By Elaine Hegwood Bowen, M.S.J.
One Night in Miami
The feature film debut of award-winning actress Regina King is screening through the 56th Chicago International Film Festival and will also be released in theatres on December 25. “One Night in Miami” will also be available on Amazon Prime on January 15.
On one incredible night in 1964, four icons of sports, music, and activism gathered to celebrate one of the biggest upsets in boxing history. When underdog Cassius Clay, soon to be called Muhammad Ali, (Eli Goree), defeats heavy weight champion Sonny Liston at the Miami Convention Hall, Clay memorialized the event with three of his friends: Malcolm X (Kingsley Ben-Adir), Sam Cooke (Leslie Odom Jr.) and Jim Brown (Aldis Hodge). Based on the award-winning play of the same name, and directed by Regina King, “One Night In Miami” is a fictional account inspired by the historic night these four formidable figures spent together. It looks at the struggles these men faced and the vital role they each played in the civil rights movement and cultural upheaval of the 1960s. More than 40 years later, their conversations on racial injustice, religion, and personal responsibility still resonate.

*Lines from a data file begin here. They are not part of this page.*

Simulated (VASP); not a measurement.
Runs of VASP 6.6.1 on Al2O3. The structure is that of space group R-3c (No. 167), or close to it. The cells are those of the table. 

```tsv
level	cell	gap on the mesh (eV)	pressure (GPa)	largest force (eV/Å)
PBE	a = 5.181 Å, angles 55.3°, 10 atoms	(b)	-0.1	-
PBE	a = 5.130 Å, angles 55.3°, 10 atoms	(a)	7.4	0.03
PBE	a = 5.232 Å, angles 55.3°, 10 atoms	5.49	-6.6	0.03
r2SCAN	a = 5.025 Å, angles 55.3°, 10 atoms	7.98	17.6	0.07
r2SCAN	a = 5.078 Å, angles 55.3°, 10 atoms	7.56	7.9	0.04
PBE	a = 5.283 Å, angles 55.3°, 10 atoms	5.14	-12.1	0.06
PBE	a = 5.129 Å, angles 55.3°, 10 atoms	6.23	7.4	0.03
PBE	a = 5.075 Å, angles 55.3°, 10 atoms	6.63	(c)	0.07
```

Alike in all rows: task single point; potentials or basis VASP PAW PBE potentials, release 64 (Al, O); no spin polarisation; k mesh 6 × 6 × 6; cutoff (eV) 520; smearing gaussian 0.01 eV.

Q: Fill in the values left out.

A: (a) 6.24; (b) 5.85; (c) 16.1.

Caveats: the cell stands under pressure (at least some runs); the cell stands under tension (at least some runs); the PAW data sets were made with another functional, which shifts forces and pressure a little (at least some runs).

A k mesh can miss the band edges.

I was delighted to be able to watch this film as part of the Crusader’s coverage of the Chicago International Film Festival. The issues that were raised in what I view as a “Come to Jesus meeting” between these four civil rights icons are truly relevant today. Cooke, Ali, Brown and Malcolm X were icons, in that the film shows them at pivotal times in their careers—pivots that contributed much to the advancement of Blacks in the early 60s and beyond.
As Cooke notes in the film, “Everybody says they want a piece of the pie. I don’t. I want the goddam recipe.” For info about viewing “One Night in Miami” during CIFF’s presentation at the ChiTown Drive In movies, 2343 S. Throop St., on October 23, visit https://www.chicagofilmfestival.com/digifilm/one-night-in-miami/.
Take a look at the trailer: https://www.youtube.com/watch?v=8TO3gp3j8_4&feature=youtu.be.
In Sylvie’s Love, the Jazz is smooth and the air sultry in the hot New York summer of 1957. Robert (Nnamdi Asomugha), a saxophonist, spends late nights playing behind a less talented but well-known bandleader, as member of a Jazz quartet. Sylvie (Tessa Thompson), who dreams of a career in television, spends her summer days helping around her father’s record store, as she waits for her fiancé to return from war.
When Robert takes a part-time job at the record store, the two begin a friendship that sparks a deep passion in each of them unlike anything they have felt before. As the summer winds down, life takes them in different directions, bringing their relationship to an end. Years pass, Sylvie’s career as a TV producer blossoms, while Robert has to come to terms with what the age of Motown is doing to the popularity of Jazz.
In a chance meeting, Sylvie and Robert cross paths again, only to find that while their lives have changed, their feelings for each other remain the same. Writer/director Eugene Ashe combines romance and music into a sweeping story that brings together changing times, a changing culture, and the true price of love.
This is a classic love story, but it makes for better viewing because it is set in 1960s Harlem, permeating with Black culture and promise. I enjoyed the story, although at times it seemed formulaic. However, the time period, premise and great soundtrack are enough to offer hope for the love-starved out there.
The film will be released on Amazon Prime Video on December 25.